World markets take a dive after the UK votes to leave the European Union, and investors are scrambling to find alternative ways to invest their money amidst the chaos.
On June 24 2016, the day following the United Kingdom European Union membership referendum, investors lost more than the equivalent of 2 trillion United States dollars. This is the largest single-day lost in recorded world market history, according to S&P Global.
June 25 and 26 was a Saturday and Sunday, but any hopes of the weekend having a stabilizing impact were scattered when additional selling on Monday extended the losses to a combined 3 trillion dollar equivalent.
Many investors quickly flocked to traditional safe havens such as governmental bonds and gold, but there are also those who are trying to make a profit from the turbulence, e.g. by short-selling stocks. IG index and other UK brokers have seen an increased interest in binary options, especially among small to mid-scale investors relishing the chance to turn humble investments into major gains by using binary options to essentially bet against the market.
The Pound Sterling
On the morning of 24 June, the GBP dropped like a stone and reached its lowest level against the USD since 1985. Within a two-hour period, the GBP fell from 1.50 USD to 1.37 USD, which is the largest two-hour move for the sterling ever against the USD. The GBP also lost 7% against the Euro.
While stock markets recouped pretty quickly after the shock of the referendum, the sterling remained low and by 8 July is had become the worst performing currency of the year against over 30 other major currencies. It did for instance perform worse than the much maligned Argentine peso.
The London Stock Exchange
When the London Stock Exchange (LSE) opened on 24 June, the FTSE 100 dropped from 6338.10 to 5806.13 in the first ten minutes of trading. After a further 1,5 hours it had gone up to 6091.27 and by the end of the day it was at 6162.97. When the LSE opened again on Monday 27 June, the FTSE dropped again, losing more than 2 percent by mid-afternoon.
The decline of the FTSE 100 didn’t signal the start of any longer-term trend. By 1 July, the FTSE 100 was up above pre-referendum levels and investors could celebrate as it reached its highest point in ten months. On 11 July, the FTSE 100 had gone up by more than 20% since its February low.

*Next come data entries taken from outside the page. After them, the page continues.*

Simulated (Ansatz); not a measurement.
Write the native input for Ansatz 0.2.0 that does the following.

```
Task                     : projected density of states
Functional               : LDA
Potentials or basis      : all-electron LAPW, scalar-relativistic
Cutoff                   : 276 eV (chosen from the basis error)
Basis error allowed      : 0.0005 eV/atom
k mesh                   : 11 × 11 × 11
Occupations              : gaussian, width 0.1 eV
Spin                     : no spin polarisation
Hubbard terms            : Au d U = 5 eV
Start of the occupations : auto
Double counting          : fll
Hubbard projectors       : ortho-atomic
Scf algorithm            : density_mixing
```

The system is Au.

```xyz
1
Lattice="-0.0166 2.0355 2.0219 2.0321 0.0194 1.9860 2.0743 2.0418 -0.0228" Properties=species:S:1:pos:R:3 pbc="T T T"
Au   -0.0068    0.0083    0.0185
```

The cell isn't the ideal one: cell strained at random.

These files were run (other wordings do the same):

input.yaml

The FTSE 250, which is more focused on the UK than the FTSE 100, declined by approximately 14% between the day before the referendum results were published and near close of trading on Monday 27 June. Just as for the FTSE 100, it was a short-lived drop. The FTSE 250 quickly reached its pre-referendum level again – and then went above it.
Outside the UK
- The Dow Jones Industrial Average fell by nearly 450 points in less than 30 minutes after opening on Friday 24 June. This roughly equalled a 2.5 percent drop.
- After the referendum, the South African Rand (ZAR) fell by over 8 percent against the USD in a single day.
- Globally, we could see investors leaving currencies seen as risky and flocking to purchase USD instead. Countries with economies highly impacted by the UK economy took the largest hits, with Nigeria and Kenya being two notable examples.